Charles Haas Q: What does it mean for the lights to go out on the "Republic" suddenly?

CH: When the lights go out today, we have emergency lighting units that light the way and show us how to get to exits and so forth. But on the "Republic" when the lights failed they really did fail. You now have approximately seven hundred people, most of whom have been asleep, suddenly awakened by the jar of the collision. They step out into the corridor, the friendly steward, isn't there, the lights are out, you can't ring for the steward to ask what the problem is. So you're actually having a double darkness. You're having the darkness of light's absence, and you also have the darkness of a lack of information. So as they step out into the corridors they are literally groping their way by feel, by touch, until the stewards can get candles or lanterns or whatever and begin distributing them through the accommodation. So for those first couple of minutes, until the stewards and those down below were able to deploy what little auxiliary lighting they had. It was pitch black and the alleyways of a ship are sometimes very complicated. Finding your way out of your state room and down a corridor and across the ship and up the stairs and so forth was a real challenge. But somehow "Republic's" passengers didn't really panic. There was a kind of calmness, the stewards, within a matter of ten minutes or so, had things fairly well under control. They had placed candles down at the base of the grand stair case and were basically walking up and down the aisles or the corridors. And so, there really wasn't much of an opportunity for panic. It almost semeed to be more of a questioning of what's going on? Why are we awake now? Why are the lights out, and so forth. There was really no sense of urgency or imminency that there was a disaster in the making here. It was just a good solid bump and the lights are out and very little more than that.
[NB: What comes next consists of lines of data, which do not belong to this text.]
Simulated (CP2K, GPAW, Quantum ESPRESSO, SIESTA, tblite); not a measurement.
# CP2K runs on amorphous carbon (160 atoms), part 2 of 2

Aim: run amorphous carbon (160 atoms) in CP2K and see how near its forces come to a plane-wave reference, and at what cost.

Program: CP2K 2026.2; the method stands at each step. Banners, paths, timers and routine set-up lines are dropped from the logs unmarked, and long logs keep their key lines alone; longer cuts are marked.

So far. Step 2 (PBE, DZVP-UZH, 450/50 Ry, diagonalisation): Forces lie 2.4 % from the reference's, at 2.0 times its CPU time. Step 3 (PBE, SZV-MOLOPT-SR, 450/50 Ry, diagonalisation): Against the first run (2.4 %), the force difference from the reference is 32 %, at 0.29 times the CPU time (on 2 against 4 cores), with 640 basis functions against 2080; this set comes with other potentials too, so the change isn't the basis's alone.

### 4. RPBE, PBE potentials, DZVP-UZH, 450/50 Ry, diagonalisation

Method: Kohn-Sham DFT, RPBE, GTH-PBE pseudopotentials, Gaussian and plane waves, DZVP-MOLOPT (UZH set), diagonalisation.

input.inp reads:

CH: For the men in the engine room, the collision was more than just a little bump. Suddenly the sea is pouring in, far faster than any of the ship's pumps can handle. They nevertheless can't leave, particularly those men who are in the boiler room right adjacent to the engine room. Because if they don't do something, the cold water striking the hot boilers creates the possibility of an explosion. So they have to literally draw the fires and that was done by shoveling the coal out of the boilers onto the floor. In a matter of minutes and. of course, at this point, the water is rising up to their waists, up to their shoulders,and literally they're chased by the water out of the room. And one of the engineers heroically turned on what was called an injector pump which actually helped to flood the boilers in a gentle way so that they wouldn't explode. So they literally had a matter of minutes before they were driven from their places and as the steam pressure dropped, that's what puts the lights out. That's what renders the "Republic" nonmovable and essentially sets the stage for the evacuation of the ship.